This has been staring me in the face ... only now I see it :)

Just a comparison

There are two projects that have their origin in the Wikimedia Foundation. Both are associated by people who have a claim to fame. Danny Wool used to work for the WMF and he seriously contributed to projects. Gerard Meijssen never worked for the WMF but he seriously contributed to projects. Danny's project is called Veropedia, Gerard's project is called OmegaWiki, one is a .com the other a .org. The first is based on Wikipedia the other has its origin on Wiktionary.

Danny used to be involved in fund raising for the WMF. Now his vitriolic contributions have a direct negative effect on the ability of the WMF both to function and to raise money.. if only because of all the time wasted to react to his allegations but also because people may find the reputation of the WMF tarnished.

Gerard is raising funds for his projects but these funds have a direct positive effect for the Wikimedia Foundation and its projects. Funding for localising MediaWiki and for improving the development infrastructure of MediaWiki. Funding for localising Commons.

Typically people are not interested in the positive approach; when Gerard urges people to localise at Betawiki because it has so much more impact, he gets told that he is not interested in the WMF projects. When people read Danny's negative comments, they react like "where there is smoke there must be fire".

Both organisations are outside of the WMF. One gets media attention, the other does not. One demostrably hurts the functioning of the WMF, the other does not.

I wish that people look at the bottom line. What is achieved by the actions of people. When the only justification is a right to the freedom of speech, then by all means let Danny have his say. But as what he has to say is about things that may have happened over a year ago, there is a limit to the credibility of the platform he has. As he does not want to see the positive things that are happening now, he effectively makes himself part of the problem and not a part of the solution.

The WMF has a budget outlining what it wants/needs to spend. The ability to get funding from the public is limited.

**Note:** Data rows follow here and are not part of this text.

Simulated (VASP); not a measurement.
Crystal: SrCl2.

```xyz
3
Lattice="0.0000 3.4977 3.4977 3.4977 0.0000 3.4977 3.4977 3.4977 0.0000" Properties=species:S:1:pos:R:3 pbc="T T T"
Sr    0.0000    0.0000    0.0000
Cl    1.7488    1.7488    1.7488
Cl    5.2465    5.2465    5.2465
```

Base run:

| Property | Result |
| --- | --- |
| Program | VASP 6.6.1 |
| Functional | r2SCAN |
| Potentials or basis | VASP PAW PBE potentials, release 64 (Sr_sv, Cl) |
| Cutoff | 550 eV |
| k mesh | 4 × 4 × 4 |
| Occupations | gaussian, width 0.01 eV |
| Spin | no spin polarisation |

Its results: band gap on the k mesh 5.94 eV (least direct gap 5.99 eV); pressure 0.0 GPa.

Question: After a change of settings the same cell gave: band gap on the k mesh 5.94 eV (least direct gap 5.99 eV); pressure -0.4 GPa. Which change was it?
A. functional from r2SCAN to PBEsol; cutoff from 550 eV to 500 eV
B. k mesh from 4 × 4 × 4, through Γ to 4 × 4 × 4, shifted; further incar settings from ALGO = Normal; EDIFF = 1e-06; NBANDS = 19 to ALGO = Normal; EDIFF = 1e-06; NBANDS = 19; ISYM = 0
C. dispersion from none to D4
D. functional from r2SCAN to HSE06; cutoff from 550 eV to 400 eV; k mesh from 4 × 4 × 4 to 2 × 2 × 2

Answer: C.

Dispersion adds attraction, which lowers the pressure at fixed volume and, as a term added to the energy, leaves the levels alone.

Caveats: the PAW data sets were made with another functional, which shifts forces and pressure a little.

When a venture fund wants to donate serious money to the WMF, it is important to know if it comes with strings attached. The WMF currently has people with a serious ability to understand contracts and lawyerese. This is a major departure from the past. There are seriously rich people and organisations who appreciate WMF for what it is and what it aims to do. Many of them can easily help the WMF with its finances. The WMF, as an organisation, has its house in order and increasingly has the ability to make use of the rich network that has been build by Jimmy Wales.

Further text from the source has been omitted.